Another way to look at it is to say that a VIF of 2.5 implies that the variance of a particular coefficient is 150% larger than it would be if the predictor was completely uncorrelated with all other predictors.

Since best-possible $R^2$ goes asymptotically to 1, best-possible VIF goes asymptotically to 0. The lower the VIF, the better a regression model will perform!

## Correcting for colinearity

VIF is a useful metric to compute ahead of time when you are planning on running a regression model. It can help stop you from creating poor models. If you want to run a regression model on a dataset with a high VIF, to maximize the utility of the model you will want to "fix" colinearity somehow. Examples of actions you could take are:

* Removing highly duplicitious columns, either by hand or by using feature selection.
* Running a feature selection or compression technique like [Principal Components Analysis](https://en.wikipedia.org/wiki/Principal_component_analysis) on the dataset, which will filter out highly correlated variables.
* Using a model that's robust against colinearity, like lasso regression or ridge regression.

## Application to NYC Buildings

You don't need to want to run a regression model to apply VIF to a dataset! Indeed, the VIF is a pretty useful general-purpose statistic. It can be used to determine how "bad" variables you want to model are when combined with one another. In this way it's like taking the correlation matrix of a dataset, except explicitly targeted at colinearity and with all variables under consideration, instead of general correlation.

Let's go ahead and apply to some datasets.

The NYC Building Sales dataset is record of one year of real estate transactions in New York City, as recorded by the NYC Department of Finance.

In [None]:
import pandas as pd
pd.set_option('max_columns', None)
sales = pd.read_csv("../input/nyc-rolling-sales.csv", index_col=0)
sales.head()

In this dataset, there are a few variables that seem like they might be colinear:
* `RESIDENTIAL UNITS` and `TOTAL UNITS`
* `LAND SQUARE FEET` and `GROSS SQUARE FEET`

Let's see if they are:

In [None]:
clf = LinearRegression()
X = sales.loc[:, ['RESIDENTIAL UNITS', 'TOTAL UNITS']].dropna().values
variance_inflation_factors(X, clf)

These variables are highly colinear! In fact:

$$\text{VIF} \approx 4.7 \implies R^2 \approx 0.8$$

There exists some $\beta$ such that $\beta$ times the number of residential units is an about 80% accurate estimate of the number of total units.

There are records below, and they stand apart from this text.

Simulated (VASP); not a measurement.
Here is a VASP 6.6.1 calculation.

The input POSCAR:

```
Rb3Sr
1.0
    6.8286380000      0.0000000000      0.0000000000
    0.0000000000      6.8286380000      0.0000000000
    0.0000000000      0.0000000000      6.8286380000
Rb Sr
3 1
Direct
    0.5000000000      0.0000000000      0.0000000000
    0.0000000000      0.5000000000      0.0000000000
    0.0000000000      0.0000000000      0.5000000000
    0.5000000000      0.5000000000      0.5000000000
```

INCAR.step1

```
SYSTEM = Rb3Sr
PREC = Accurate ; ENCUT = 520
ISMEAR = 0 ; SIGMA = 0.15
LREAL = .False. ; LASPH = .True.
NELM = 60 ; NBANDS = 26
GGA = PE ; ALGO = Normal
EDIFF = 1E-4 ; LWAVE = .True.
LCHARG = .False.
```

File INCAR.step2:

What about `LAND SQUARE FEET` and `GROSS SQUARE FEET`?

In [None]:
X = (sales.loc[:, ['LAND SQUARE FEET', 'GROSS SQUARE FEET']]
         .replace(' -  ', np.nan)
         .dropna()
         .values
    )
variance_inflation_factors(X, clf)

These variables are not that highly colienar.

$$VIF \approx 1.7 \implies R^2 \approx 0.4$$

So if we were to try to use regression to predict `GROSS SQUARE FEET` using `LAND SQUARE FEET`, we'd be only like 40% right. This is still a somewhat significant amount of correlation, so it's something that's useful to keep in mind, but fine for regression.

That concludes this notebook. Hopefully you now know what a Variance Inflation Factor is, and how to use it, both in exploratory data analysis and when building your models!

Until next time!